Saturday, March 24, 2012

Pundit Press: America at a Crossroad

Pundit Press: America at a Crossroad

Most of the critical founding ideals set forth in our Constitution originated long before the Enlightenment writers. The source of these ideals is the limit on the power of the centralized governing entity – the King – in favor of the decentralized governing bodies who made decisions inside their own fiefs – the feudal Lords.

Seems weird to think of it in this way, but this is really where it all came from. Winston Churchill, writing in The Birth of Britain, speaks of Magna Carta as follows:

"Throughout the document it is implied that here is a law which is above the King and which even he must not break. This reaffirmation of a supreme law and its expression in a general charter is the great work of Magna Carta; and this alone justifies the respect in which men have held it. . . . Now for the first time the King himself is bound by the law. The root principle was destined to survive across the generations and rise paramount long after the feudal background of 1215 had faded in the past. The Charter became in the process of time an enduring witness that the power of the [central government] was not absolute."

Today, Magna Carta is embodied in the American constitutional approach to power which is represented by the grant to the central government of only a limited series of discrete authorities. It is a concept created by law – a law which is above the federal government and which even it must not break.

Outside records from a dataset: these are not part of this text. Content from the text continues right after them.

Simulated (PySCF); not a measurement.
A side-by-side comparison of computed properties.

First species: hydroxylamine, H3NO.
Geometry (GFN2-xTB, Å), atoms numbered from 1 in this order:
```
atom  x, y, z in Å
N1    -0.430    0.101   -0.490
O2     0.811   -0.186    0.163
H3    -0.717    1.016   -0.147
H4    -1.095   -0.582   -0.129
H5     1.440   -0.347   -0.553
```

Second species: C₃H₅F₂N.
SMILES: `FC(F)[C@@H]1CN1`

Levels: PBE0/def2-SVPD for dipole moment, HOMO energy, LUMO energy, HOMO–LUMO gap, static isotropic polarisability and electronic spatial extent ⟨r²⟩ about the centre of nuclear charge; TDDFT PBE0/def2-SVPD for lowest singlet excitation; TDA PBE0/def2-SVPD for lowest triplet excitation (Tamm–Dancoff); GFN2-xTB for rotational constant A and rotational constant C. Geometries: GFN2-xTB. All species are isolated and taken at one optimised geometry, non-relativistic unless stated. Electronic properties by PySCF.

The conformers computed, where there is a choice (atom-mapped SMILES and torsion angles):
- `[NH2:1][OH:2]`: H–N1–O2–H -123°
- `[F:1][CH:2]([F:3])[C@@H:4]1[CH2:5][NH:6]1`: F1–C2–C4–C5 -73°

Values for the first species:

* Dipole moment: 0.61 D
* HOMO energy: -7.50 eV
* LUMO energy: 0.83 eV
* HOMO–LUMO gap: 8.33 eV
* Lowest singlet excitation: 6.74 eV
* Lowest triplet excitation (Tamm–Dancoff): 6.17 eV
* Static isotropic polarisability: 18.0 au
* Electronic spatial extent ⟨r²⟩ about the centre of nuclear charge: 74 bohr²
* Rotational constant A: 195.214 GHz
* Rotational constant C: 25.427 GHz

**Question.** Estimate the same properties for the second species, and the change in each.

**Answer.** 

To eliminate the limits on the exercise of centralized power under the Commerce Clause as the Obamacare statute endeavors to do while providing no replacement limited guidance upon which the judiciary can adhere – either in law or in logic – essentially disavows the idea of a limited series of discrete authorities granted to the federal government. It disavows the existence of a critical law governing the balance of power which is above the federal government and which even it must not break.

In so doing, Obamacare in a sense disavows stability itself.